(urth) Pike's Ghost
David Stockhoff
dstockhoff at verizon.net
Mon Nov 28 17:20:53 PST 2011
Ah, good. I'm actually a bit disappointed to hear that, because I always
found the combination of the word "vat" to be chilling in the context of
growing cloned humans. I thought of dank, dark tubs.
Yes, Typhon would have tried that.
On 11/28/2011 7:20 PM, Larry Miller wrote:
> Yeah thats interesting for sure. I agree with David though. Someone
> tried to grow a human being. The question is who that someone is.

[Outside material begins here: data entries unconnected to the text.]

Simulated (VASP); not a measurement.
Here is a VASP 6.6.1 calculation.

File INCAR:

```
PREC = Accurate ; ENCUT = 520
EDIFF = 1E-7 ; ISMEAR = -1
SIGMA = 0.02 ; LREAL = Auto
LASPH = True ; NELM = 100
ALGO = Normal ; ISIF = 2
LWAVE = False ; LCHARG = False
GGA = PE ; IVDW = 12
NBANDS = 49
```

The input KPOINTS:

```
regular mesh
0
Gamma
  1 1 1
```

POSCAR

> Typhon is a logical choice. By the way the Axolotl Tanks are revealed
> to be the bodies of Tleilaxu females so the vats are wombs. Sorry big
> Dune fan so I had to chime in on that.
>
> On 11/28/11, David Stockhoff<dstockhoff at verizon.net> wrote:
>> On 11/28/2011 6:43 PM, Jerry Friedman wrote:
>>>> From: Lee Berman severiansola at hotmail.com
>>> ...
>>>
>>>> Leaving the question of Typhon's alien nature aside for now, the
>>>> Mandragora
>>>> seems
>>>> almost indisputable proof of Typhon's potential to be cloned or
>>>> downloaded
>>>> into a
>>>> new body in some manner. There is nothing dragon-like about the fetus in
>>>> the
>>>> bottle.
>>>> What possible reason is there for Wolfe to call it "Mandragora" if not
>>>> to refer to
>>>> Typhon, the only other reference to a man-dragon there is.
>>> ...
>>>
>>> Oddly enough, a possible answer is at Wikipedia.
>>>
>>> "Some alchemists, impressed by this idea, speculated on the culture of the
>>> mandragore, and experimented in the artificial reproduction of a soil
>>> sufficiently fruitful and a sun sufficiently active to humanise the said
>>> root, and thus create men without the concurrence of the female." A
>>> Wikipedia editor has added, "(See: Homunculus)."
>>>
>>>> From /Transcendental Magic: Its Doctrine and Ritual/ by Éliphas Lévi,
>>>> translated by Arthur Edward Waite. The book is at
>>> http://books.google.com/books?id=e0GcOrh-xNAC&pg=PA323
>>>
>>> There's a little more on plant-animal hybridization in the full passage,
>>> and perhaps people will find other points of interest.
>>>
>>> So this may be saying that someone has taken a mandrake root and humanized
>>> it, creating a homunculus.
>>>
>>> No doubt there's much more to say about this, but this margin is too
>>> small.
>>>
>>> Jerry Friedman
>> Awesome. My guess is that it indicates someone tried to grow a human in
>> a vat, as in Dune, vs surgically placing it in a womb, as done by Blood.